Parenting: Relax & Recharge
Every parent knows between work, shuttling kids around and keeping a household running, cramming everything you need to get done into a 24-hour day feels impossible most days. Suggesting you make time for yourself will just have you rolling your eyes. More likely than not, you barely have time to sit down while you enjoy a cup of coffee most days. Drive thru is a mother’s best friend.
Parents place so much pressure on themselves to keep up. The key to though to maintaining successful parenting will seem counterintuitive at first but trust me for just a bit and I’ll explain… make time for yourself. Without self-care, every parent will inevitably hit a wall whether it be physical or mental wellness. Setting time aside in your schedule to do something for yourself will make you a better parent.
According to board-certified psychiatrist Dr. Grant Brenner, self-care should be practiced “religiously.” “Self-care should not be dropped when it becomes more difficult to maintain,” he says. Plan for obstacles of self-care and have alternatives available in advance, rather than undermining consistency. The key is finding what works for you because everyone’s idea of relaxing is different. “The more specific your plan, the more likely you will be to keep your commitment.”
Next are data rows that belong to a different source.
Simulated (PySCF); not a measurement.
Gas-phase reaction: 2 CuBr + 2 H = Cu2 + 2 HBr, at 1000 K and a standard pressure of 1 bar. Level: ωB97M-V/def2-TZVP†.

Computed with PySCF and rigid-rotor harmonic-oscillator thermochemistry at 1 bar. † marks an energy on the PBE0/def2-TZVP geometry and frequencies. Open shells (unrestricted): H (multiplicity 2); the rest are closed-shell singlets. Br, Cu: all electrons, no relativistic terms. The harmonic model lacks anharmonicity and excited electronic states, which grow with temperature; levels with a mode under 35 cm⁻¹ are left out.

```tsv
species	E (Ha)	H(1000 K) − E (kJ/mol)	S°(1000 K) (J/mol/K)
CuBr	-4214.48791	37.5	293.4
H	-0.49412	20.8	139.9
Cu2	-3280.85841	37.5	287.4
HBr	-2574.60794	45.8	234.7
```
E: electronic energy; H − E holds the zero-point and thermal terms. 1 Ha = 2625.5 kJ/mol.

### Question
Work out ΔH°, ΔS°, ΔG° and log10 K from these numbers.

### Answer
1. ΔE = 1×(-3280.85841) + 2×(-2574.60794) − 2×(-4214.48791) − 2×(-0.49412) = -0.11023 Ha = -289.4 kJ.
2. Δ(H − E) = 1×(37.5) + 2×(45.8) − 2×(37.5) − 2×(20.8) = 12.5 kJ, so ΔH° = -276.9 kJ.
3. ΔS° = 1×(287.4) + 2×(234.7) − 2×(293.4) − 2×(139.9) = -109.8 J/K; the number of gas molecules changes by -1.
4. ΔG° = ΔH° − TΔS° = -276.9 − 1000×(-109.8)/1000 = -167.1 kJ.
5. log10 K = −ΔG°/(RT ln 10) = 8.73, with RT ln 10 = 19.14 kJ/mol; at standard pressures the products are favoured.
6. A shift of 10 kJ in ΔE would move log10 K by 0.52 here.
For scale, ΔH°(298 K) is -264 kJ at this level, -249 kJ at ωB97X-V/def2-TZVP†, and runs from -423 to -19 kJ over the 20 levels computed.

“Parents need time to recharge and just be,” Danette May, a health and wellness expert and author of “The Rise: An Unforgettable Journey of Self-Love, Forgiveness, and Transformation”, says. “As a parent, you should make self-care a priority so you can thrive and encourage an environment where your entire family thrives.” When you approach life with this philosophy, you’ll be energized by love and support instead of being ruled by fear and anxiety.
It is normal for parents to feel selfish taking time for themselves, especially if it requires paying for childcare. However, prioritizing your health is a part of caring for your family. Carla Marie Manly, Ph.D. notes good self-care allows parents to give the best versions of themselves to their children. Modeling positive self-care shows children how they should respect their own bodies as well.
“Even the most well-intentioned parent can be irritable and sluggish if robbed of proper rest, time for relaxation and other necessary self-care,” she says. “A tired, frustrated or angry parent will accomplish less and be less emotionally available to children than a parent who has carved out a half hour for good self-care.”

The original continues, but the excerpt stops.